Double-pawl Ratchet Wheel Mechanism: How It Works, Diagram, Parts, and Index Angle Calculator

← Back to Engineering Library

A double-pawl ratchet wheel is a toothed wheel paired with two pawls — typically a drive pawl and a holding pawl — offset so each engages the tooth flanks at a different phase. Leonardo da Vinci sketched the dual-pawl arrangement in the Codex Atlanticus around 1490, long before it appeared on industrial winches. The two pawls together prevent reverse rotation and halve the effective index angle, so the wheel locks tighter and steps finer than a single-pawl design. You see it on capstans, hoists, jack stands and indexing tables where backlash matters.

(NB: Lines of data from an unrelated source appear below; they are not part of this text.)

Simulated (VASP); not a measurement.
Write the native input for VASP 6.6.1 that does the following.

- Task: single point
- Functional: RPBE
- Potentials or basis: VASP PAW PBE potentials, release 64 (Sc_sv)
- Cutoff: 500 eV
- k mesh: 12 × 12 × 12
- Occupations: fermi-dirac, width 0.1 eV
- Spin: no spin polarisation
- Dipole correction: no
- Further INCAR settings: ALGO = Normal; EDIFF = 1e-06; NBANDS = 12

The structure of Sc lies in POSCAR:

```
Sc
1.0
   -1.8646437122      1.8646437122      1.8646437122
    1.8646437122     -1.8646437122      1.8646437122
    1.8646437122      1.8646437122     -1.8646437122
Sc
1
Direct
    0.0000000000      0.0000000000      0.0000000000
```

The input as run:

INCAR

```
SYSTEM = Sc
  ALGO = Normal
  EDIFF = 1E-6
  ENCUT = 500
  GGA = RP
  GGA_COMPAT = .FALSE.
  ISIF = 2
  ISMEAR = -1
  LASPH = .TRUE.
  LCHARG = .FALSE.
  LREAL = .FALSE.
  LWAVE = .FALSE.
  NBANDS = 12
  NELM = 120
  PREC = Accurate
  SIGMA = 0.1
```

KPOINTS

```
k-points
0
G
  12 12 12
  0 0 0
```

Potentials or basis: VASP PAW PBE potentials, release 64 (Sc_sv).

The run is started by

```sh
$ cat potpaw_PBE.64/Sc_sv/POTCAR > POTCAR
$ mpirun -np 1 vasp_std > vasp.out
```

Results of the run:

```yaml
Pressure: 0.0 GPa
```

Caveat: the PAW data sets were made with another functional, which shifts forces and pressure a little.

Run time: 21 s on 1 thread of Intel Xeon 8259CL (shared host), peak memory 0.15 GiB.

Double-pawl Ratchet Wheel Interactive Calculator

Vary tooth count and pawl phase offset to see the double-pawl index angle, tooth pitch, and offset error.

Index Angle
--
Tooth Pitch
--
Pawl Offset
--
Offset Error
--

Equation Used

theta = 360 deg / (2 x N); pitch = 360 deg / N; offset = f x pitch

The worked example uses the double-pawl index formula theta = 360 / (2 x N). A 12 tooth wheel has a 30 deg tooth pitch, so two pawls offset by 0.5 pitch give a 15 deg effective index step.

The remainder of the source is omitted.